Lately, these are some words and phrases that feel soft and true to me.
Breathe and see what happens
One of my favorite sayings is ‘breathe and see what happens.’ (Ra Uru Hu). It might sound superficial or passive at first glance but ~as always~ there is depth and more meaning.
To me, this phrase is a prayer of trust. It’s a hey, it’s gonna work out, just keep breathing and being here. It’s a reminder that I can trust myself, that I can trust my body, that I can trust life to take me where I need to go. This is how I want to live: with awareness, with presence, with trust.
Really, aren’t we all just breathing and seeing what happens next? I mean to some extent, you can guide the ship and direct where you’re going and who you’re with. You can be intentional about what you’re breathing more energy into and pivot as many times along the way as you need to.
Ultimately, though, you’re not in control of nature or other people, and being overly attached to feelings, plans, or specific outcomes will rob you of the beauty of what is true in the present moment.
The Paradox of Planning for the Future
Ram Dass, a spiritual teacher I love, talks about the “paradox of planning for the future.” (for context, Ram Dass is the ‘be here now’ guy who did a bunch of psilocybin and wrote the beautiful book called Be Here Now that is full of trippy & true wisdom).
Essentially, Ram Dass describes that as much as you plan and prepare for something in the future (a talk, a party, a test, a conversation, etc), you really cannot know what the present moment will look and feel like when the time you planned for arrives.
Here are some of his words:
“Since the planning for that future situation is missing the existential components that will exist in that situation, you are planning in the absence of all the data.”
“What will happen is that when I get there, if I’m so wedded to the plan I had made then, I will do violence to what the existential moment is in order to impose my plan at that time.”
“So being here now is the best preparation for when you are there then or when there then is here now.”
(I mean, this last quote is so freaking delightful. I can feel Ram Dass laughing as he said it.)
When you’re living with awareness, you can be more intentional about the jobs/people/plans you’re saying yes to. Agency is great. You can plan all you want, you can be incredibly specific about what you want to have happen in your life — and also, at some point you must surrender to the unfolding. Breathe and see what happens.
I don’t have to know until I’m supposed to know.
A perpetual yes girl? Not I! More likely to say “I don’t know! or Maybe” which is infuriating to many, I get it. (but once I know it’s a yes, it’s a yes & my whole body can get on board.)
I think that culturally there has been a pressure to know things immediately — to know the answers to “how do you feel about that” or “what do you want to do” or “do you want to do this or that.” To give an immediate answer about a job, to respond in the heat of the moment, to ‘just do it’, etc.

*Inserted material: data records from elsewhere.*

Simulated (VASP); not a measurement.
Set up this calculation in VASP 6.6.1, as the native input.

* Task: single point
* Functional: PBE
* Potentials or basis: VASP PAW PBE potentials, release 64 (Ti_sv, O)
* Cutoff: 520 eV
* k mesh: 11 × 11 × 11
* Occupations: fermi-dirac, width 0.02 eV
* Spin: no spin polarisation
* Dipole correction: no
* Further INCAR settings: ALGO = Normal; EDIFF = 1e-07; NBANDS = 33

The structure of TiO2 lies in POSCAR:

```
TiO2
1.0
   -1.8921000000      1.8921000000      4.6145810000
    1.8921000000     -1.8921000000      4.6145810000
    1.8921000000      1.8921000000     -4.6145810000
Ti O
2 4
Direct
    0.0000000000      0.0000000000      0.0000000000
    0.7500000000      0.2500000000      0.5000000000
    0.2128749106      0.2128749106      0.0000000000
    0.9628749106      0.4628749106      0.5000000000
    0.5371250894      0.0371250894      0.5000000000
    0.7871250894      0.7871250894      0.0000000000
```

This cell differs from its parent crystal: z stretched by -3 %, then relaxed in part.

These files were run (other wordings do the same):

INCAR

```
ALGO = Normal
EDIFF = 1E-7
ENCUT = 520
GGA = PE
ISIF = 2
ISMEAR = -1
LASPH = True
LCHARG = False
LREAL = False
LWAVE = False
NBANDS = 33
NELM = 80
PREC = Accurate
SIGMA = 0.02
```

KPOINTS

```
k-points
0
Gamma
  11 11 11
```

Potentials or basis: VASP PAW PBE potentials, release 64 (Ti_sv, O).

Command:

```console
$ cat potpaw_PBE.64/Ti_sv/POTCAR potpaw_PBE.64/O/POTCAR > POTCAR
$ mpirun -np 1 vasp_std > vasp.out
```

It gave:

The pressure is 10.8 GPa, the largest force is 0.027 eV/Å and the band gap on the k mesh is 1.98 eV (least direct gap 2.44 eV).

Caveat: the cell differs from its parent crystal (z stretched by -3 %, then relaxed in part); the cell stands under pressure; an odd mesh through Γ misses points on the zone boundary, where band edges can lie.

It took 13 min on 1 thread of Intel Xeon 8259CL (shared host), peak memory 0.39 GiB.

I’m learning that it takes time to know things and that nothing can be rushed before it is time. Not everything is urgent or immediate. I think waiting and patience require bravery, which require self-awareness.
My current go-to mantra is “I don’t have to know until I’m supposed to know.”
That’s it! I don’t have to know what to do until I’m supposed to know. I’ll figure it out when the time is right. If I don’t know what to do yet, I can wait until I do. It’s worked every time so far. (I got this line from Courtney Rousseau, a human design guide).
Here, again, we see the essential element of surrender and trust. In order to believe this, I don’t have to know until I’m supposed to know, you’ll have to surrender to an unknown timeline, and to trusting that the knowing will come.
The thing to text, the opportunity to say yes or no to, the plan you don’t know about yet, the person you have a little (or big and heavy) crush on — the knowing about what to do/say will come. You don’t have to try and figure everything out right now, because you literally cannot figure everything out right now. The awareness will come, the time will arrive, your body will tell you. Things will shake out and be ok.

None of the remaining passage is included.